The participants (n = 142) were first-year students at a public university in northern Japan. All participants spoke Japanese as their first language. Participants had similar levels of English proficiency as evidenced by their actual TOEIC scores from a prior semester. They all had studied English formally from their first year of junior high school through their first year of university courses. Participants were divided into groups: Class A (n = 33), Class B (n=37), Class C (n=36), and Class D (n=36). Due to educational constraints, the participants could not be randomly assigned to the control or experimental groups. Instead, the researcher used class sections (Class A, B, C, D) of an existing English course that he taught. None of the participants was an English major.
Research Procedure
The researcher addressed RQ 1 by administering an anonymous survey (Table 1) to all participants in the study. Before any data collection took place, they were informed that the current research study was about the relationship between stereotypes and language learning, and that they were not coerced in any way into participating in the study. Having obtained written informed consent, the survey was conducted in Japanese to ensure valid results and included eight questions ranked on a 5-point Likert scale (strongly agree – agree – neutral – disagree – strongly disagree). The survey questions were designed by the researcher based on stereotype categories (e.g., gender or race) identified in prior research studies (e.g., Ambady et al., 2001; Muzzutti & Agnoli, 2007; Picho & Brown, 2011; Shih et al., 1999; Tomasetto et al., 2011). The aim of the survey was to identify existing stereotypes about English that are held by Japanese university students. In order to support instrument reliability, the survey was piloted to make sure that questions were not ambiguous, and that participants did not become fatigued, misinterpret questions, or guess the expected answers. Survey questions also included a measure of internal consistency and reliability by asking stereotype-related items in various ways (e.g., Q3 and Q4 in Table 1).

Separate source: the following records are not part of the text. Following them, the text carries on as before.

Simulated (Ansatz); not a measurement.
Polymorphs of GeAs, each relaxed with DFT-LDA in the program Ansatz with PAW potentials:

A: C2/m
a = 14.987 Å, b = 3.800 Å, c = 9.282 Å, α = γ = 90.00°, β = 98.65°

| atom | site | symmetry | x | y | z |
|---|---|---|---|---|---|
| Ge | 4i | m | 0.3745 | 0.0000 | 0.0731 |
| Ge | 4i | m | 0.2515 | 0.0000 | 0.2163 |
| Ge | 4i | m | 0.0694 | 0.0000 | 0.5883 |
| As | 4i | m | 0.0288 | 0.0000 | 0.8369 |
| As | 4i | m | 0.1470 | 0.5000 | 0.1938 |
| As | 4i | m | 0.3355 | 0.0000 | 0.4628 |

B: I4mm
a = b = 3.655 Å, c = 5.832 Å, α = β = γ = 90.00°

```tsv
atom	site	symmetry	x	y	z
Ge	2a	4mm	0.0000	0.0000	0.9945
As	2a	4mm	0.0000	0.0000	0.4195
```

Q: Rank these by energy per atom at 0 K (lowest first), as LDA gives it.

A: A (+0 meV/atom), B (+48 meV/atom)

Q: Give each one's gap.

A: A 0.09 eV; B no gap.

Survey data were analyzed (see Table 3 below), and the researcher found that there were sufficient data to support the existence of specific English-related stereotypes (please refer to subheading The Stereotype threat identification survey results below for discussion of survey results). Stereotypes held by the majority of participants were identified, so the researcher determined that it would be appropriate to move on to the experimental portion of the study. This consisted of two experiments (Experiments A and B) in order to test the reliability of two different identity-salience activities (oral and written prompts) that had been established in prior research studies.
Table 1: Stereotype-identification survey questions
Experiment A
Based on the methodologies of Pavlova et al. (2014), the researcher wanted to measure the effect of an oral prompt as a catalyst for stereotype threat. Participants were divided into control (Class A) and experimental (Class B) groups. Participants had similar English abilities, with the control group having an actual mean TOEIC score from a previous semester of 411 (SD = 105), and the experimental group having a mean score of 397 (SD = 110). During the last 15 minutes of a regular class, control group participants were asked to complete a practice TOEIC quiz. The quiz consisted of eight fill-in-the-blank multiple-choice questions and four multiple-choice reading comprehension questions. Participants were told that they did not have to complete the quiz and were free to leave if they wanted to do so, as the quiz would have no effect on their grades. After handing out the quiz, the researcher left the classroom. Quizzes were timed and collected by a designated volunteer and returned in a sealed envelope to the researcher for analysis.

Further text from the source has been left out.